To James Madison from Charles Peale Polk, 10 [October] 1800
From Charles Peale Polk
Frederick Town 10th. [October] 1800.
Dear Sir,
I was honor’d with your Letter of Augt. 5th.1 at which time much uncertainty rested on the state of political affairs in Maryland. I have now the pleasure of communicating to you that the People of our State will exercsise the right of suffrage in the Choice of Electors in Districts.2 Altho I cannot give an Official statement of the different polls throughout the State, yet I can Assure you that the Republicans have a majority in the Lower House.

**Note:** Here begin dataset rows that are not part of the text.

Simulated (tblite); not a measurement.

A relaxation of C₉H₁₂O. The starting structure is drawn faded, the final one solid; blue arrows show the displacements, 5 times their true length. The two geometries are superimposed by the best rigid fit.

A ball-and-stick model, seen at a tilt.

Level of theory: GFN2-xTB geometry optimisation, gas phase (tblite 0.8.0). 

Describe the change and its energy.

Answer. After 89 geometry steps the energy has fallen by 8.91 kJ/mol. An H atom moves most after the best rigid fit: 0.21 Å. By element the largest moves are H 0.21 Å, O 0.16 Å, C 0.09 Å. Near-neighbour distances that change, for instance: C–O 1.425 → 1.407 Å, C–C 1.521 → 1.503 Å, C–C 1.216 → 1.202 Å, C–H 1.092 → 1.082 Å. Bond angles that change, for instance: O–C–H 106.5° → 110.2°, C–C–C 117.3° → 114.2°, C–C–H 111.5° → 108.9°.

I have also the pleasure to add that, from the best information I have recieved on the subject, Mr. Jefferson will most probably have 7 Votes from this state. By the News Paper of our Town,3 which accompanies this Letter, you will see the astonishing increase of Republicans in Our County. With Sentiments of the highest esteem and respect, I am, Dear Sir, your Obd Hue Servt.
Charles P. Polk
RC (DLC). Conjectural date supplied on the basis of the Maryland legislative elections in October 1800 (see n. 2).
1. Letter not found.
2. Maryland Federalists wished to change the method of selecting presidential electors from a district system to one in which the electors were chosen by the legislature. The latter method would ensure a monopoly of electoral votes to the party that controlled the legislature. Republican gains in the October elections for the House of Delegates meant that the district system of election would be retained (L. Marx Renzulli, Jr., Maryland: The Federalist Years [Rutherford, N.J., 1973], pp. 213–19).
3. Polk’s reference could be to either of two Frederick, Maryland, weekly newspapers: the Rights of Man, which ceased publication in November 1800, or Bartgis’s Republican Gazette, which sometime in 1800 saw the political handwriting on the wall and changed its name from Bartgis’s Federal Gazette (Brigham, History of American Newspapers, 1:258–59, 266).